Data Domain: FS process PANIC in the inode cache when running out of memory in cache element pool

摘要: A defect has been found in some recent DDOS versions (confirmed in 7.7.4, 7.9.0.10 and 7.10.0, dubious if affecting DDOS 7.7.3 as well) by which an FS process PANIC may occur in the inode cache code when, depending on the workload, a cache element pool runs out of memory for further allocations. ...

本文适用于 本文不适用于 本文并非针对某种特定的产品。 本文并非包含所有产品版本。

症状

There is no degradation or advance warning for this issue, which will manifest itself in the form of an FS process failure (PANIC), after which, the process would restart and come up again fine automatically.
Due to the code path being exercised, the FS process may PANIC in several different ways, including the following:
PANIC: ddr/sm/ddfs/ddfs_mtree.c: ddfs_mtree_list: 829: !((dd_errno(e) == ENOENT) || (dd_errno(e) == DD_ERR_FM_EATTRNOENT) || (dd_errno(e) == DD_ERR_STALE))
PANIC: ddr/fv/file_verify.c: file_verify_update_marker_attrs: 4872: Fatal Error
PANIC: ddr/fv/file_verify.c: file_verify_update_snap_attr: 4446: Fatal Error
PANIC: ddr/fv/file_verify.c: file_verify_update_marker_attrs: 4860: Fatal Error
In the FS process log files (ddfs.info) the following messages will be found prior to each process crash:
01/17 20:21:59.292947 [7fbbf4f98f50] dd_cache_elem_reclaim: Evict count=256, Visited count=257, Skipped elem count=0, Skipped bucket count=0, Time threshold=1539816333626910. (99% full) Complete=True
01/17 20:22:04.662303 [7fbb031ad4f0] ERROR: FM fm_iget:355 - fm_iget failed to allocate elem in dd_cache 5001

Messages indicating the internal process full was 99% full, then unable to allocate any further elements, hence leading to process crash. 

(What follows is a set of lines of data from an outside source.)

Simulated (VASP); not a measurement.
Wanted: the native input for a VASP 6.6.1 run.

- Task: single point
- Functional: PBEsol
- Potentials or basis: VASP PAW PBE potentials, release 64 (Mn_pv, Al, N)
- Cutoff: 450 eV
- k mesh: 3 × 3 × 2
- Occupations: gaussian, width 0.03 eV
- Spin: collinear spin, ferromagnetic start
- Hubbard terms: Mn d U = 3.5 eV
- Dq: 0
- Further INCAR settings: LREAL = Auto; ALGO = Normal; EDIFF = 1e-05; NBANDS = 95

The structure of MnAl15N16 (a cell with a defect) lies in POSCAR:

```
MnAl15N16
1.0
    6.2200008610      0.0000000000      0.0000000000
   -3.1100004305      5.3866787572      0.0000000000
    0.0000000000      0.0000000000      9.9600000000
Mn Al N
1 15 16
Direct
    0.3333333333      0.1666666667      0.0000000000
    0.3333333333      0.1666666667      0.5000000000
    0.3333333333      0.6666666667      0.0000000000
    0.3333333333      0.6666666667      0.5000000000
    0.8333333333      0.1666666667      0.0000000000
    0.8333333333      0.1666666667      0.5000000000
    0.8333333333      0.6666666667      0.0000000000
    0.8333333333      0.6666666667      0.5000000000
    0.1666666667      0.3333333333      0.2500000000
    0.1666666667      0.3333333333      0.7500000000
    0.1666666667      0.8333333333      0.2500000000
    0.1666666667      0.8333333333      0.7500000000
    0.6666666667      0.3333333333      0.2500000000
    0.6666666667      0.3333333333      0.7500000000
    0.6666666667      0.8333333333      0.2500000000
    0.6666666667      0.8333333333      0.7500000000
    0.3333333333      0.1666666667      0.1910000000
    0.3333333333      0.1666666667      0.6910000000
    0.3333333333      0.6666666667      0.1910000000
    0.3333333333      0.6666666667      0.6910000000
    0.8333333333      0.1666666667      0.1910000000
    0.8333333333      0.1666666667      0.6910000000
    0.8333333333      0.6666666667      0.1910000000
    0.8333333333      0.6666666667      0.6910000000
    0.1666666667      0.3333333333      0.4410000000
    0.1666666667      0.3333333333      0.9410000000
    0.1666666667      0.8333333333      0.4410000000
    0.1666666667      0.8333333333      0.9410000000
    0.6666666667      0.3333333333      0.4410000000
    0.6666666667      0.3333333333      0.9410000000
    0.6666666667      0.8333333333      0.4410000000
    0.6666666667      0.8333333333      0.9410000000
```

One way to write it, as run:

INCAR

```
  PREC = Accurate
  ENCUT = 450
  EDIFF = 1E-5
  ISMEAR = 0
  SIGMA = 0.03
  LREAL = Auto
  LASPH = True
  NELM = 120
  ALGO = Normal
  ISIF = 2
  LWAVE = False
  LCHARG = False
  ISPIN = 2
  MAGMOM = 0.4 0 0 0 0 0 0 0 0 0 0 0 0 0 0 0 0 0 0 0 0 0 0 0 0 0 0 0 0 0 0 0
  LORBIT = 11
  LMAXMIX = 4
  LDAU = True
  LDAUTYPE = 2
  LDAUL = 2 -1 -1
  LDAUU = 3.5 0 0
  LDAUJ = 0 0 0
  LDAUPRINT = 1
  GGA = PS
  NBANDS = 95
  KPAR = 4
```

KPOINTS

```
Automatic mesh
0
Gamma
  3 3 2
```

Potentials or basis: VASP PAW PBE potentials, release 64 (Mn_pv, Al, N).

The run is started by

NOTE: This issue is known to only affect the following versions:
  • DDOS 7.7.3.x : Not fully confirmed
  • DDOS 7.7.4.x
  • DDOS 7.9.0.10
  • DDOS 7.10.0.x

原因

For any file operation like read/write, an inode structure is allocated from the dd_cache element pool.
If this cache is full and a new request comes in, then an element is evicted from this cache and the new request is fulfilled.
This eviction is based on a time policy (an element is evicted if it has not been accessed in last 'x' seconds).
In case this cache becomes too hot (all elements have been accessed within last 'x' seconds), and no elements can be evicted even after multiple retries, then fm_iget returns DD_ERR_NOMEM.
Some callers of this element pool allocation will be unable to handle the error gracefully and hence cause the FS process to PANIC and dump core should function "fm_iget" returns any error. That is why there are a few different PANIC signatures corresponding to the underlying code defect.

解决方案

The fundamental code issue resulting in these FS process crashes is fixed using DDOS-168410 in the following versions (and all later ones in the same code branches) :
  • DDOS 7.7.5.1
  • DDOS 7.10.1.0
  • DDOS 7.11.0
Customers impacted by this problem who cannot immediately upgrade to any of the releases above can try a workaround for which they need to contact Dell Support.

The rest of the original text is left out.